Discriminative Streaming Network Embedding☆
Introduction
Many real-world networks (e.g., friendships among Facebook or Tencent users, citations among research papers, and communications among telecom users) generate data (e.g., friend requests, new citations, and calling records) in a stream fashion, where an element (e.g., a friend request) records a link between two users. The data can be naturally modeled as a streaming network represented by a sequence of edge insertions/deletions. These real-world streaming networks are usually extensive and frequently evolves. For example, the number of monthly active users in the social networks of Facebook is about 2 billion and there are over 1500 friend requests per second. Therefore, analyzing these networks provides many new challenges in areas such as community detection [1], [2], [3], anomaly detection [4], [5], and recommendation [6], [7], and thus have received significant attention in the last few years.

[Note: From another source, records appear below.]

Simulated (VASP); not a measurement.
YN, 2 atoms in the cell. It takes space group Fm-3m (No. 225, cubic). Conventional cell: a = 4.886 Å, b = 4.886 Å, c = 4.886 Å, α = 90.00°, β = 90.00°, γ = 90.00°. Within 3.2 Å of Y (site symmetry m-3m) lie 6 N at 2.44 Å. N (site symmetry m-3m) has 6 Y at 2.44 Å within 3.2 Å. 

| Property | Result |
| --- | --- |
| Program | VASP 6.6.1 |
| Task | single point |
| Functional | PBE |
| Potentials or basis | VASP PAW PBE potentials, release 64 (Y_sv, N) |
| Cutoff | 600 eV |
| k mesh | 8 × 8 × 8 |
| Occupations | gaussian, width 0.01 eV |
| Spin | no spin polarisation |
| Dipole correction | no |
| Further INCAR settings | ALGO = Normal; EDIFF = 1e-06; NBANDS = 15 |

Network embedding methods [8], [9], [10], [11], [12], [13] are effective tools for analyzing such huge networks. These methods aim to transform a network into a low-dimensional space where each node is represented by a low-dimensional feature vector, and the proximity of nodes is preserved. Using the learned embeddings, existing data mining and machine learning algorithms can work effectively in many tasks, such as node classification [8], [11], link prediction [9], and anomaly detection [10]. However, since the steaming network evolves rapidly, it is still challenging for the above static embedding methods to handle such networks, because one needs to perform them on the entire network (i.e., the batch learning) as long as the network changes, which results in a large number of node embedding updates. Recently, several streaming network embedding methods [14], [15], [16], [17], [18] are proposed to perform incremental updates when the topology changes. However, these methods perform incremental updates in a heuristic manner and thus fail to quantitatively restrict the differences between incremental learning and batch learning. Moreover, these embedding methods perform in an unsupervised manner, i.e., they ignore the label information when learning node embeddings, which leads to sub-optimal results for applications such as node classification.
Many real-world networks have abundant node labels (e.g., interests). For instance, social networks such as Tencent and Flickr, allow users to create groups of specific labels (e.g., group description) that other users can join. The coauthor network is another example where researchers’ labels are their research interests. Motivated by the fact that labels are potentially helpful in learning a better joint embedding representation, we propose to leverage label information when learning streaming network embedding.
It is a nontrivial task to take advantage of label information in streaming networks for embedding learning. There are three main challenges. Firstly, as the evolving of network topology, the label information may also change as time elapses. Take the coauthor network as an example; recently, many researchers change their interests to the popular deep learning and simultaneously they coauthor with other researchers in the deep learning field. How to process the evolving of both topology and label information is still an unresolved problem. Secondly, although several discriminative embedding methods [19], [20], [21], [22] are proposed to learn network embeddings from label and topology information, they are all accustomed to static networks. Therefore, one needs to apply them on the entire network as long as the network changes, which is computationally intensive and prohibited for many online applications. Moreover, these methods usually balance the importance of label and topology information in a coarse-grained way and thus ignore the node-specific difference. Third, the label information could be sparse and incomplete. For instance, in social networks, the proportion of active users with labels might also be quite small. Therefore, it is a challenging task to leverage the label information to learn embeddings on streaming networks efficiently.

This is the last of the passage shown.